Raw honey and a deeply pungent stoneground, Dijon mustard are two inherently amazing gustatory sensations.
Completely separate in flavor profiles and tasting elements, they seem to embody their own sensibilities and entirely different descriptives from one another.
Their origins differ incredibly as well.
Whole, ground, cracked, or bruised mustard seeds mixed with water, salt, lemon juice, and other liquids, create a paste or sauce ranging in color from bright yellow to dark brown and run a palate spectrum from sweet to spicy to downright tangy.
The sticky sweet, deeply devious raw honey extracted from the hives of bees underhandedly tickles the tongue with an artful form of mildly nectarous to saliently, over the top sweet.
And when the two silhouetted flavors collide, they seem to create a match made in heaven.
Especially when that match includes plenty of sea salt and pepper with a touch of tang.

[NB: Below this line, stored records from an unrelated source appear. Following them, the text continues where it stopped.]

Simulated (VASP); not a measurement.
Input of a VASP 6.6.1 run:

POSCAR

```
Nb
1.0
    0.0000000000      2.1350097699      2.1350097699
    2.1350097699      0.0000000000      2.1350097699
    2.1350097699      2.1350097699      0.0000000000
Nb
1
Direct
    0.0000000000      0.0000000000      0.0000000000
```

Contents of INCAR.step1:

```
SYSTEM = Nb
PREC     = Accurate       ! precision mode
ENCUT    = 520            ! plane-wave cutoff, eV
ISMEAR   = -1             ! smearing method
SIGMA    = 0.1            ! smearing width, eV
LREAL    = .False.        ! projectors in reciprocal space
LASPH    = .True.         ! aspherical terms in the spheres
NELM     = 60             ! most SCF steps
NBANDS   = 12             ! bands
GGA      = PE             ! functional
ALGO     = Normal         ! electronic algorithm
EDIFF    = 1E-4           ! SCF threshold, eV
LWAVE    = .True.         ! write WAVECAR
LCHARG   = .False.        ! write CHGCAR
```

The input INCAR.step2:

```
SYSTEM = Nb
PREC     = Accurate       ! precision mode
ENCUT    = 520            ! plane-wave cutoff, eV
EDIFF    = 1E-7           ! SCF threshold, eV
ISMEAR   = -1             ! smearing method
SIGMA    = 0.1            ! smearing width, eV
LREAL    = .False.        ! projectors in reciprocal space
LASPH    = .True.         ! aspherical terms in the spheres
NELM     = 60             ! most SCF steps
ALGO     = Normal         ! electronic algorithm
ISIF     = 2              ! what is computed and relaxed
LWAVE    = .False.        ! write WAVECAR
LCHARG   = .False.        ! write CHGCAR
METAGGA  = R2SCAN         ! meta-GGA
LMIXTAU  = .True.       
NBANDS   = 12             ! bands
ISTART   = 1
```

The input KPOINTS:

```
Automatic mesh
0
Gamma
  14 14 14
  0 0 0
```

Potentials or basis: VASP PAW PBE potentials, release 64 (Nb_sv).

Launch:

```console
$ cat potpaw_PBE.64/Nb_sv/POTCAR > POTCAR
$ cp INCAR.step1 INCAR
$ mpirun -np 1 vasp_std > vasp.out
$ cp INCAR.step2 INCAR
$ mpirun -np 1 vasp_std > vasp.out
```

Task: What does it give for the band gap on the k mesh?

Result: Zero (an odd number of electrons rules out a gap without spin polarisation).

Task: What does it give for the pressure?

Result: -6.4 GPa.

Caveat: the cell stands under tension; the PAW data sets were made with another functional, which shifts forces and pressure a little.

Honey Mustard Chicken and Zucchini
juice of 1 fresh lemon
1 Tbs. apple cider vinegar
1/3 cup raw honey
3 Tbs. Dijon mustard
1/2 tsp. sea salt
black pepper, to taste
1/3 cup + 2 tsp. extra virgin olive oil
1 large chicken breast
sea salt and pepper
2 tsp. olive oil
1 small zucchini, shredded
sea salt and pepper, to taste
Combine the lemon juice through olive oil together in a high speed blender. Puree until super smooth.
Meanwhile, preheat oven to 425 degrees. In a covered casserole dish, season the chicken breast with salt and pepper and bake for 30 minutes or so, until cooked through.
While the chicken is baking, preheat a small skillet to medium-low. Add olive oil and shredded zucchini, as well as salt and pepper. Stir and cook the shreds down until all the liquid has evaporated.
Once the chicken is done and cool enough to handle, transfer the breast to a large bowl, along with the zuke shreds. Using two forks, pull apart the chicken breast, shredding into medium-large pieces. Stir in the honey mustard sauce.
Serve over rice, with a little fresh spinach, and maybe some Maytag Bleu!